Gentlemen's Farm with Wine Cellar and Sweeping Mountain Views on 64 Acres in Sullivan County
$889,000
Sullivan County sits deep in Pennsylvania's Endless Mountains, one of the least-populated counties in the state and a place where land prices have not yet caught up to the quality of the landscape. Forksville is a small village where Loyalsock Creek runs through a narrow valley flanked by heavily forested ridgelines — the kind of country that has a loyal following among fly fishers, hikers, and people who have driven through on a clear October day and come back to look at land. World's End State Park is effectively next door, the Loyalsock State Forest covers most of the surrounding hills, and Eagles Mere — one of Pennsylvania's most intact Victorian resort villages — is a short drive away. Williamsport is about 40 miles south, far enough to preserve the rural character of the valley without cutting off access to regional services.

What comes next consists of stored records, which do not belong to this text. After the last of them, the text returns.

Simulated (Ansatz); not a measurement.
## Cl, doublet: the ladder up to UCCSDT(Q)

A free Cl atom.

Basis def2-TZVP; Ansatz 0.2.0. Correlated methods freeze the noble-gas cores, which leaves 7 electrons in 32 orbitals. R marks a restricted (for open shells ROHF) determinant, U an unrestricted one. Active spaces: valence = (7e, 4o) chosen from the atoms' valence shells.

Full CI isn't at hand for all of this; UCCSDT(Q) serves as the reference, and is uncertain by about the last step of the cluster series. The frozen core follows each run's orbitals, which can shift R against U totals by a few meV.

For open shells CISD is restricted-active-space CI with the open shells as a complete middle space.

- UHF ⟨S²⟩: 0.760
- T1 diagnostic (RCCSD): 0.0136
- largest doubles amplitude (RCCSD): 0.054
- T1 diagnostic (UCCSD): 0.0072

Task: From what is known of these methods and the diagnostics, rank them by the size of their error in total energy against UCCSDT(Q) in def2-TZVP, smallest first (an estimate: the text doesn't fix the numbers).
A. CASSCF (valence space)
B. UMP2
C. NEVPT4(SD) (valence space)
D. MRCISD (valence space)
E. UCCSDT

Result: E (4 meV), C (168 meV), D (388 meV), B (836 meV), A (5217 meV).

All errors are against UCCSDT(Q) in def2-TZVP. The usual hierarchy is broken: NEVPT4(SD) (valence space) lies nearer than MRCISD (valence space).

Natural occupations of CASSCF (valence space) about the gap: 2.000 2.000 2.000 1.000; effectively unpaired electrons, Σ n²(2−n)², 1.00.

The gentlemen's farm at 221 Meadowwood Lane has the core features that make a large rural property livable rather than just large: 64 acres of rolling pasture with a barn and outbuildings, a well-appointed ranch that keeps everything on the main level with additional lower-level space below, and a screened porch positioned to capture the long sweeping mountain views that are the property's defining daily experience. The listing describes watching weather come and go across the ridgelines from that porch as the best thing about the place — and given what Sullivan County ridge-and-valley country looks like through the seasons, that's not an oversell. The wine cellar is a surprise for a rural Pennsylvania ranch, the greenhouse handles vegetable production, and the outbuildings cover storage and farm support. This is a property sized and equipped for legacy ownership — someone who wants the land to be used, the structure to be lived in, and the views to be watched for years.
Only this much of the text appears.